# strings



## carlosii (Feb 25, 2007)

This deserves an answer...since I have the same problem.


----------



## Brown Hornet (Aug 8, 2002)

It is actually in the string build.....a lot of strings will do this and it is because of how they are built. 

I did find Halo serving to cause this a little more since it is so slick. Most of the strings I have shot for the past few years I fought this also....including my WC sets. 

the ones I have now have no peep dancing what so ever....one of the best sets I have had ever and the best set by far in the past 5 years


----------



## Limey (May 6, 2005)

If I have a string where the peep rotates but the peep is coming to the same place at full draw often a half twist in/out of the string in the direction you want to move the peep will fix it.

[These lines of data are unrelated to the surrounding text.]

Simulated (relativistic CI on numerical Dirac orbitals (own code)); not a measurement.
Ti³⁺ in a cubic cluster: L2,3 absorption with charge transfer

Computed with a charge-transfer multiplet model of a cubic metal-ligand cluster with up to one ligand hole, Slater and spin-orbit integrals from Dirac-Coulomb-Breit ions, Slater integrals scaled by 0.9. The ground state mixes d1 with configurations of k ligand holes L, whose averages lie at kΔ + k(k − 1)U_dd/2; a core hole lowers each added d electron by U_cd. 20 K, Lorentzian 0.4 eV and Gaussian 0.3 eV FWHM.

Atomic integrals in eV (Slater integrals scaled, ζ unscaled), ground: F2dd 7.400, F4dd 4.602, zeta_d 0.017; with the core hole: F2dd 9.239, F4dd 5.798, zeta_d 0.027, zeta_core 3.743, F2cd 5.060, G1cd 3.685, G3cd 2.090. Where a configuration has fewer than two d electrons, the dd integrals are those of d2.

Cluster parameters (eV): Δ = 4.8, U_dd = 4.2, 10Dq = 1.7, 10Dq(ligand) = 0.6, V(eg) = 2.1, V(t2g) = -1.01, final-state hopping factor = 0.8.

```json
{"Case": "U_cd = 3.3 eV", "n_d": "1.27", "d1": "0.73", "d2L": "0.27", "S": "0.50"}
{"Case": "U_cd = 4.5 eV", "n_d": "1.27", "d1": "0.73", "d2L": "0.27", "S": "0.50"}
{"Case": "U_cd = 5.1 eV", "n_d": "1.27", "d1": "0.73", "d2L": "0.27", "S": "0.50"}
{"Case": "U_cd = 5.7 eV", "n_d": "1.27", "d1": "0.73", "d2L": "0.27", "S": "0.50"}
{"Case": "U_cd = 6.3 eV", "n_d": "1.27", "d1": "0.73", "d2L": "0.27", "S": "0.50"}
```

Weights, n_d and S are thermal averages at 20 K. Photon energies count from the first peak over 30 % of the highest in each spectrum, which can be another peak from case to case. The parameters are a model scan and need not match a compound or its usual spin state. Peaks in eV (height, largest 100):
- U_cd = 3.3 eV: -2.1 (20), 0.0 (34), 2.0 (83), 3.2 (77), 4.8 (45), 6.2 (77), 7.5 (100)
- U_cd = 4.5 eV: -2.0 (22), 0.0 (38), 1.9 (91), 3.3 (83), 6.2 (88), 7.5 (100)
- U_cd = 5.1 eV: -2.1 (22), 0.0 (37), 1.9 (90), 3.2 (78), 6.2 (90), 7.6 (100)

The strings I build for my bows are set so the peep faces me in the string and is still there at full draw. Ocassionaly I get a slight rotation so I set the peep fractionally offset in the string so it rotates to straight at full draw.

If the peep turns more than 1/4 turn and ideally less than 1/8th then either the string has been made with an issue or installed badly. I think there are more bad string installers than bad string makers as installing string properly can be time consuming any idiot can press a bow and fit a string in 3 minutes. It takes time to set one up though.


----------



## GATOR-EYE (Jun 30, 2006)

Limey said:


> If I have a string where the peep rotates but the peep is coming to the same place at full draw often a half twist in/out of the string in the direction you want to move the peep will fix it.
> 
> The strings I build for my bows are set so the peep faces me in the string and is still there at full draw. Ocassionaly I get a slight rotation so I set the peep fractionally offset in the string so it rotates to straight at full draw.
> 
> If the peep turns more than 1/4 turn and ideally less than 1/8th then either the string has been made with an issue or installed badly. I think there are more bad string installers than bad string makers as installing string properly can be time consuming any idiot can press a bow and fit a string in 3 minutes. It takes time to set one up though.


Count me as a bad string installer or a idiot with a press if you like.
Teach me or tell me what I am doing when I install that causes the rotation? 

I do twist and untwist to get it close to ATA, timing, and brace height then I twist or untwist to get the draw length where I like it. 

Where am I going wrong?


----------



## Brown Hornet (Aug 8, 2002)

Limey said:


> I think there are more bad string installers than bad string makers as installing string properly can be time consuming any idiot can press a bow and fit a string in 3 minutes. It takes time to set one up though.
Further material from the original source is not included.